The Code is to be applied in the spirit as well as to the letter.

Acceptance of this International Code is a condition of membership of ESOMAR and of all other bodies that have officially adopted the Code1.



(a) Market research, which includes social and opinion research, is the systematic gathering and interpretation of information about individuals or organizations using the statistical and analytical methods and techniques of the applied social sciences to gain insight or support decision making. The identity of respondents will not be revealed to the user of the information without explicit consent and no sales approach will be made to them as a direct result of their having provided information.

(b) Researcher is defined as any individual or organization carrying out, or acting as a consultant on, a market research project, including those working in client organizations.

(c) Client is defined as any individual or organization that requests, commissions or subscribes to all or any part of a market research project.

(d) Respondent is defined as any individual or organization from which information is collected for the purposes of a market research project, whether they are aware of it or not, or is approached for interview.

(e) Interview is defined as any form of contact with a respondent in order to collect information for market research purposes.



Article 1 – Basic principles

(a) Market research shall be legal, honest, truthful and objective and be carried out in accordance with appropriate scientific principles.

(b) Researchers shall not act in any way that could bring discredit on the market research profession or lead to a loss of public confidence in it.

(c) Market research shall be conducted with professional responsibility and conform to the principles of fair competition, as generally accepted in business.

(d) Market research shall be clearly distinguished and separated from non-research activities including any commercial activity directed at individual respondents (e.g. advertising, sales promotion, direct marketing, direct selling etc.).

Article 2 – Honesty

(a) Market research shall not abuse the trust of respondents or exploit their lack of experience or knowledge.

(b) Researchers shall not make false statements about their skills, experience or activities, or about those of their organization.


Article 3 – Professional responsibility

(a) Respondents' co-operation in a market research project is entirely voluntary at all stages. They shall not be misled when being asked for their co-operation.

(b) Researchers shall take all reasonable precautions to ensure that respondents are in no way harmed or adversely affected as a direct result of their participation in a market research project.

(c) Researchers shall not unjustifiably criticize other researchers.


Article 4 – Transparency

(a) Researchers shall promptly identify themselves and unambiguously state the purpose of the research.

(b) Respondents shall be able to check the identity and bona fides of the researcher without difficulty.

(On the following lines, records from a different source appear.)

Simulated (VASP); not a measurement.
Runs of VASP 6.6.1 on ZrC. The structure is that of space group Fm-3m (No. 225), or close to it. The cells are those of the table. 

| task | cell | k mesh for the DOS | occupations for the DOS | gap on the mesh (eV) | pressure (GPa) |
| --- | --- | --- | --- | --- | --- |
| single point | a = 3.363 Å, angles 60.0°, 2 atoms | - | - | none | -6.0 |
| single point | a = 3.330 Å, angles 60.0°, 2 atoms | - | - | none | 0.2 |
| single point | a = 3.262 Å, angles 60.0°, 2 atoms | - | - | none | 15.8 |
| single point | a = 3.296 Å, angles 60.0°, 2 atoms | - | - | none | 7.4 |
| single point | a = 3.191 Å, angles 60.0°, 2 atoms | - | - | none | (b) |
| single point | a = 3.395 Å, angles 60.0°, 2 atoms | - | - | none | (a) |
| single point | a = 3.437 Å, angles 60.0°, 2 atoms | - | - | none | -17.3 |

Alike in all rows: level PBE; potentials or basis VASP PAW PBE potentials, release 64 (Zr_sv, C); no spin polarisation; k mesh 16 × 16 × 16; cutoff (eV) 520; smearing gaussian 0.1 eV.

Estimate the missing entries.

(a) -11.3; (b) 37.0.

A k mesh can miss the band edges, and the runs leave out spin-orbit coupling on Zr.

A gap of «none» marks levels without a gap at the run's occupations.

(c) Researchers shall on request allow the client to arrange for checks on the quality of data collection and data preparation.

(d) Researchers shall provide their clients with appropriate technical details of any research project carried out for the clients.

(e) Researchers shall ensure that market research projects are designed, carried out, reported and documented accurately, transparently and objectively.

Article 5 – Ownership

Market research proposals and cost quotations are the property of the organization or individual who developed them unless otherwise agreed.


Article 6 – Recording and observation techniques

Respondents shall be informed before observation techniques or recording equipment are used for research purposes, except where these are openly used in a public place and no personal data are collected. If respondents so wish, the record or relevant section of it shall be destroyed or deleted. In the absence of explicit consent respondents' personal identity shall be protected.


Article 7 – Data protection and privacy

(a) Privacy policy

Researchers shall have a privacy policy which is readily accessible to respondents from whom they are collecting data.

(b) Collection of data

When collecting personal information from respondents researchers shall ensure that:

- respondents are aware of the purpose of the collection; and

- respondents are aware of any quality control activity involving re-contact.

(c) Use of data

Personal information collected and held in accordance with this Code shall be:

- collected for specified research purposes and not used in any manner incompatible with these purposes;

- adequate, relevant and not excessive in relation to the purpose of the research for which they are collected and/or further processed; and

- preserved no longer than is required for the purpose for which the information was collected or further processed.

Researchers shall ensure that respondents’ personal identity is withheld from the client. The researcher may, communicate the respondent’s identifiable personal information to the client, unless national provisions require stricter regulations, under the following conditions:

i) the respondent has explicitly expressed this wish and/or

ii) the respondent has given their explicit consent and

iii) on the understanding that no commercial activity (as defined in Article 1d) will be directed at them as a direct result of their having provided information.

(d) Security of processing

Researchers shall ensure that adequate security measures are employed in order to prevent unauthorized access, manipulation to or disclosure of the personal data.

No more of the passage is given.